Data: Some of the questions in this homework assignment use the dataset referred to as homework-anxiety. [Link to data goes here.] In this dataset, you’ll find five variables:

3-point questions

Question 1

Use the homework-anxiety data. Fit a model with Stress as the outcome and Anxiety as the predictor. Use it to answer the following questions:

  • Write the estimated regression equation that links Anxiety to Stress.

  • Interpret each of the coefficients. Be sure to include both an explanation of what each number means – e.g., “the intercept is equal to 10, which refers to the expected….” – and an interpretation of the significance test.

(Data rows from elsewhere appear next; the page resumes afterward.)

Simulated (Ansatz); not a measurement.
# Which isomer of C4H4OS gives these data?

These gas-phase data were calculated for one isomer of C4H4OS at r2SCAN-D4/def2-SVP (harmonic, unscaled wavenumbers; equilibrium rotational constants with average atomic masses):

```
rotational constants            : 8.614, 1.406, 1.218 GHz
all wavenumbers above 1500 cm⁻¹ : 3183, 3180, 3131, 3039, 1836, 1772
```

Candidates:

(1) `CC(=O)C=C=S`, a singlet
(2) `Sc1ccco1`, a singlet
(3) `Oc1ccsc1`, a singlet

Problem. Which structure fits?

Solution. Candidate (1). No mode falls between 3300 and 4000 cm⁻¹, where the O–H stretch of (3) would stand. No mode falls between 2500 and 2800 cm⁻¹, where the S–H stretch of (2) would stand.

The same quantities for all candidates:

  • How much of the variance in Stress can be explained by this model?

Question 2

  • Use the homework-anxiety data. Run a regression with Social Support (X) predicting Anxiety (Y). Then run a regression with Anxiety predicting Social Support. What is similar and different between these analyses?

  • For the rest of the problems, use just the model with Anxiety as the outcome. Using the anova function for the model output, calculate \(R^2\) “by hand” using numbers in the anova table.

Question 3

Use the homework-anxiety data. You’ll need the functions pcor.test and spcor.test in the ppcor package.

  • Calculate the zero-order correlation between Stress and Anxiety. Interpret this correlation and its statistical significance.

  • Calculate the semi-partial correlation of Stress and Anxiety controlling for Support. Treat Stress as the outcome. (Note that the spcor function removes partials variance from the second variable in the function, labeled y. You’re being asked to remove variance from your predictor, Anxiety). Interpret this correlation and its significance. What do you learn when you compare this correlation to the zero-order correlation?

  • Calculate the partial correlation of Stress and Anxiety controlling for support. Treat Stress as the outcome. Interpret this correlation and its significance. What do you learn when you compare this correlation to the semi-partial correlation?

5-point questions

Question 1

Use the homework-anxiety data. Fit a model with Stress as the outcome and Support as the predictor. Use it to answer the following questions:

  • What is the confidence interval for the estimate of the slope? In your own words, what does this confidence interval tell you?

  • You meet a new person on the street and they, sensing your background in Psychology and assuming you’re compassionate, tell you that they have a Support score of 4. Would you be surprised if they also said their Stress score was a 6? Why or why not?

  • Plot your regression line. Be sure to include (1) the raw data points and (2) the 95% confidence band, and (3) the 95% prediction band.

Question 2

t-tests are a simple form of regression, where there is only one predictor variable and it is binary. In the process of estimating this model, R takes the character variable associated with X and creates a new variable of 0’s and 1’s. 0’s correspond to a reference group and 1’s correspond to the other group.

  • Using the homework-anxiety, estimate the regression model with Support as the outcome and group as the predictor. Which level of group was made the reference group? How can you tell?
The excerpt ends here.